Wildlife art — love it or hate it. It’s black or white; there’s no grey on this paintbrush. The battle line is drawn in indelible ink — the high art pundits and connoisseurs on one side; the general public without specialized training on the other side.

It’s an art form that’s evaluated and judged through a narrow lens based on how a commentator interprets familiar images and recognizable content. In contrast to ‘legitimate’ art forms, no ground is given to intention or execution. To paraphrase Ms Stein, a bluejay is a bluejay is a bluejay.

In other contexts, this tunnel vision — perhaps myopia is the more accurate word — would be recognized for what it is: a bias, a prejudice.

George McLean & Virginia Eichhorn

George McLean & Virginia Eichhorn

Owen Sound’s Tom Thomson Art Gallery challenged cliché, preconception and stereotype in late 2010 when it organized and circulated an exhibition of work by George McLean, one of Canada’s most accomplished wildlife artists.

Virginia Eichhorn — director of The Tom and former curator of Waterloo’s Canadian Clay and Glass Gallery — curated the retrospective exhibition, titled George McLean: The Living Landscape, and contributed to the accompanying catalogue.

Published by Goose Lane Editions, the catalogue is a handsome, hard-bound, coffee-table book. Eichhorn contributes one of three critical essays. This Little Moment of Truth acts as an introduction and provides a thematic overview.

The very premise of the exhibition, not to mention the accompanying book, is audacious.

So-called wildlife art has yet to be accepted as a legitimate art form. As a result, artists such as McLean are relegated to the margins, dismissed and ignored, if not disdained and scorned. Not long ago, photography, ceramics and First Nations art battled for legitimacy. Happily, few would argue that the best of these art forms and visual traditions should not be accepted as fine art today.

It’s strange that while most styles of representational art — whether naturalism, realism, high realism or photorealism — have gained respectability, wildlife art remains on the sidelines of fine art exhibition and discourse. This can’t be because wildlife art is accessible. The aforementioned styles of representation are readily understood and appreciated on a superficial level, even if they embody and reflect more than they appear to convey.

It can’t be because wildlife art is popular with people who are not art experts. Artists from Michelangelo to Monet and Van Gogh, Picasso to Warhol, not to mention Tom Thomson and the Group of Seven, are popular with experts and public alike.

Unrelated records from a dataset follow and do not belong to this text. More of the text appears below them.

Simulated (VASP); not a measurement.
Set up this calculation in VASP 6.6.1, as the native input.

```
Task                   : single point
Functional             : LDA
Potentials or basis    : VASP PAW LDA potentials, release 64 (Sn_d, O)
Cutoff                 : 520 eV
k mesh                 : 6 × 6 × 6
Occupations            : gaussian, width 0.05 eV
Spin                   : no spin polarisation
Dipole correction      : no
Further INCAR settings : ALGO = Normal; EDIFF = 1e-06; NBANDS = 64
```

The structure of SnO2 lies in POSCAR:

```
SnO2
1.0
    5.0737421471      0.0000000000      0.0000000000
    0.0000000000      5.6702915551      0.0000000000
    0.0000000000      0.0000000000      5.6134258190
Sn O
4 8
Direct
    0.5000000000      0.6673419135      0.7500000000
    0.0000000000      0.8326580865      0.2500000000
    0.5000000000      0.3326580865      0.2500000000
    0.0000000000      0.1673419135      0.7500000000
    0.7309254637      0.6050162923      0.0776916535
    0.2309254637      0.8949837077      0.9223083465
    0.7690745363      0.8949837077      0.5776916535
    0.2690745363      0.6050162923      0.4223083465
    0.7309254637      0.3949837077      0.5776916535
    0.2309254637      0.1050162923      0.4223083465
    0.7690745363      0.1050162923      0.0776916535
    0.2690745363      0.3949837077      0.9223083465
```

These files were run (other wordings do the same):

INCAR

Similarly, it’s unreasonable to conclude that it’s because wildlife art lacks technical virtuosity, compositional appeal or conceptual rigour. The range of technical, compositional and conceptual accomplishment in this art form is comparable to the range of qualities found in other styles of representation.

The answer is obvious. The reason contemporary wildlife art is not viewed as fine art is subject matter. Arbiters of fine art concede it’s permissible to appreciate wildlife art within a historical context — whether John James Audubon, Winslow Homer, Frederic Remington, Alexander Pope or Paul Kane. But contemporary wildlife art is repudiated as unworthy and undeserving.

McLean has been painting animals and birds within the context of the landscape around his Grey County home for more than three decades. He’s gained a well-deserved reputation as one of Canada’s foremost wildlife artists.

The Living Landscape pushes the debate further. It formulates — courageously — that McLean deserves to be discussed in terms of contemporary Canadian art as a painter of aesthetic merit. Moreover, it cautions us not to paint all wildlife art with the same condescending brush, which camouflages intellectual bias and aesthetic prejudice.

There was a time, not so long ago, when the late Alex Colville remained an annoying burr in the sanctimonious rump of the high art establishment. But, as confirmed by a major retrospective at the Art Gallery of Ontario in 2014, one of the most popular Canadian artists of the second half of the last century is undergoing a reappraisal.

American realist painter Andrew Wyeth underwent a comparable reassessment following his death.

It’s still too early to declare, but the late Ken Danby might well be on his way to a reappraisal based on a pair of concurrent exhibitions at the Art Gallery of Hamilton and Guelph Civic Museum.

The question remains with respect to McLean — did The Tom initiate a re-evaluation of an artist who does not fit the round ‘wildlife’ hole, at least as the phrase is generally understood? As in all matters artistic, time will have the last word.